Before launching a war to topple Hussein's regime, top administration officials tended to minimize the problems U.S. forces would face in the aftermath of victory, often predicting that the troops would be greeted as liberators and that Iraqi oil revenue would defray long-term reconstruction costs.

Yesterday, Bush likened the task of transforming Iraq to changes after World War II. He told the veterans:

"As many of you saw firsthand in Germany and Japan after World War II, the transition from dictatorship to democracy is a massive undertaking. It's not an easy task. In the aftermath of World War II, that task took years, not months, to complete. And yet the effort was repaid many times over as former enemies became friends and allies and partners in keeping the peace."

Few critics have demanded a U.S. withdrawal or "retreat" from Iraq, as Bush's speech seemed to suggest. Rather, most have called for a more robust effort to enlist international support, troops and money.

The problems faced by U.S. forces have become grist for Democratic presidential contenders, even those who supported the war in Iraq. Several renewed their criticism after Bush's speech yesterday.

Sen. John Kerry of Massachusetts issued a statement saying, "I believe a lack of planning and a lack of candor with the American people have placed our men and women in uniform in increased harm's way."

Another Democratic hopeful, Rep. Richard A. Gephardt of Missouri, whose home state Bush visited yesterday, said the president needs to ask the United Nations and NATO for help.

"If we're going to succeed in winning the peace in Iraq, we're going to have to have help," Gephardt said.

Saying the situation in Iraq is "spinning out of control," Sen. John Edwards of North Carolina charged, "These developments warrant a new plan, not more empty rhetoric."

The administration is working on the wording of a new U.N. Security Council resolution that would attract more foreign troops and money to help stabilize and rebuild Iraq. But diplomats don't hold out much hope for strong foreign support unless the administration cedes some of its control over political and economic reconstruction.

Sean McCormack, a White House spokesman, said last night that U.S. officials were "looking closely" at ideas offered by U.N. Secretary-General Kofi Annan.

Meanwhile, the U.S. administrator in Iraq, L. Paul Bremer III, met yesterday in Washington with Bush's national security adviser, Condoleezza Rice, Secretary of State Colin L. Powell and CIA Director George J. Tenet.

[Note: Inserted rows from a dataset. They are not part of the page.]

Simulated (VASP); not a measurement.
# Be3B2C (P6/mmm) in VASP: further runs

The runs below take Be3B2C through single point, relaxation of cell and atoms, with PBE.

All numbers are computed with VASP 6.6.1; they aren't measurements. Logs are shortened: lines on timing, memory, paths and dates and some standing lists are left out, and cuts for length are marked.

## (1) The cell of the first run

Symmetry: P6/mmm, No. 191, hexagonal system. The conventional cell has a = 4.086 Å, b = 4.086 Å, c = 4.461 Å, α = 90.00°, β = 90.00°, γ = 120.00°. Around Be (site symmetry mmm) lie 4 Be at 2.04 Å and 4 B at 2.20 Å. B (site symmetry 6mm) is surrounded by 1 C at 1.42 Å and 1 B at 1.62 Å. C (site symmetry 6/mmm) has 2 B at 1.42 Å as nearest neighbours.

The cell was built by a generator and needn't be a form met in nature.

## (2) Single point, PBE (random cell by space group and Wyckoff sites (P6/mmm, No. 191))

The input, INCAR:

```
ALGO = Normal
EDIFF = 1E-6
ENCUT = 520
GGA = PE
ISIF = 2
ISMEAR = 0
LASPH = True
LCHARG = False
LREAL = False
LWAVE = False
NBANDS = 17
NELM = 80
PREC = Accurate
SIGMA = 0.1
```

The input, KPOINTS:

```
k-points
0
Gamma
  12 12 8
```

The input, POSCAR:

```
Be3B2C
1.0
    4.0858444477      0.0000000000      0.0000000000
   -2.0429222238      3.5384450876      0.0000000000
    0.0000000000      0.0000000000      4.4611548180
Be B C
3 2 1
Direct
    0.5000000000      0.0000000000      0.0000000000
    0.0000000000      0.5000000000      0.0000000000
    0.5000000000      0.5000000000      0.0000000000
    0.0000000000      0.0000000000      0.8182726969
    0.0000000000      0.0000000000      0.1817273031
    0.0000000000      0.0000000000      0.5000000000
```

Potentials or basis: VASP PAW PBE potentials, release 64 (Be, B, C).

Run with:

A Bremer aide, Dan Senor, declined to comment on reports that Bremer was pressing the administration to boost spending in Iraq by up to $3 billion. Senor said the meetings were not confined to a single purpose but rather dealt with "a number of issues related to Iraq."

Bush, claiming continued progress in Iraq despite the casualties and setbacks, said U.S. forces were receiving "more vital intelligence from Iraqi citizens," seized more than 8,200 tons of ammunition, and arrested or killed 42 out of 55 of the most-wanted Iraqi leaders.